I’d convinced myself to skip posting today. Here I am, third week in and I’m looking for excuses to take the day off. It’s Memorial Day, I can post tomorrow. Everyone takes today off if they can. I’m self-employed so I get to set my schedule. Sure, I promised to post every Monday (I reserve the right not to post while travelling) but what difference does one day make? Humph!
I’ve always really loved the song ‘Father and Son’ by Yusuf Islam. When I first heard it as an angsty teenager, I’d just lost my Dad right in the middle of my struggle to get him to acknowledge my fledgling adulthood and the idea behind that song felt right on target. I was the son, struggling to make my father understand me even though that was no longer an actual possibility.

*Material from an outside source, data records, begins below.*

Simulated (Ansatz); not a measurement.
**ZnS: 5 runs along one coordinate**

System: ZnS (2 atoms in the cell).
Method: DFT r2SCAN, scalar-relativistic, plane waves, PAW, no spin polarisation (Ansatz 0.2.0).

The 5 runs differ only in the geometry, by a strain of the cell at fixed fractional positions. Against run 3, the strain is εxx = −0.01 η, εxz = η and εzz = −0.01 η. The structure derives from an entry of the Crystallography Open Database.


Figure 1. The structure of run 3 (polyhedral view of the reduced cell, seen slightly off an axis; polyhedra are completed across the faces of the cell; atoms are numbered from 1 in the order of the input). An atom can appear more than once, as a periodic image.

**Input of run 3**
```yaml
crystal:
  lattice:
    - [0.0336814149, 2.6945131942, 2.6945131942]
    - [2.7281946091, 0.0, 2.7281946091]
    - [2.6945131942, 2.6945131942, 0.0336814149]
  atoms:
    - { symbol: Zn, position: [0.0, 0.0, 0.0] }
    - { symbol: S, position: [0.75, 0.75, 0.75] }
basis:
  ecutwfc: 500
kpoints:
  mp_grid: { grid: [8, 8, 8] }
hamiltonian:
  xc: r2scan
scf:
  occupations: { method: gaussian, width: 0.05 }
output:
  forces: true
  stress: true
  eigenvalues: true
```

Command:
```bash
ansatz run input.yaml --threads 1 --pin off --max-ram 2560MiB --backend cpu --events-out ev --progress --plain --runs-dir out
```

Over the last decade, unnoticed at first, I’ve come to realize that I no longer identify with the son. I still feel the old ache from the missed opportunity with my Dad when I hear the song but I find myself identifying much more with the father (which just shows how brilliant the song is). Many things that used to get me fired up are now well considered after years of contemplation and I find myself possessed of almost Buddha-like patience which can, unfortunately, lead to inaction.
My point is that the voice telling me it’s ok to wait one day to post is the father in the song. He’s got a lot of valuable traits, but in this case he’s just wrong. The father perceives time as still waters extending to the horizon. The only way this whole thing is going to work is if I act like the son and see time as waves I have to hop over as they come rolling in. No time to pause, no time to think, just time to act.
If pivoting to a new career is like a rebirth, then I have to go through all the awkward stages of growing up, don’t I? The voice is saying “Just relax, take it easy.” That’s the wrong attitude for a budding career. It needs constant care and feeding. It needs the son’s passion, not the father’s experience. So though the father in me decided not to post, the son in me overrode him for once and I find that to be encouraging.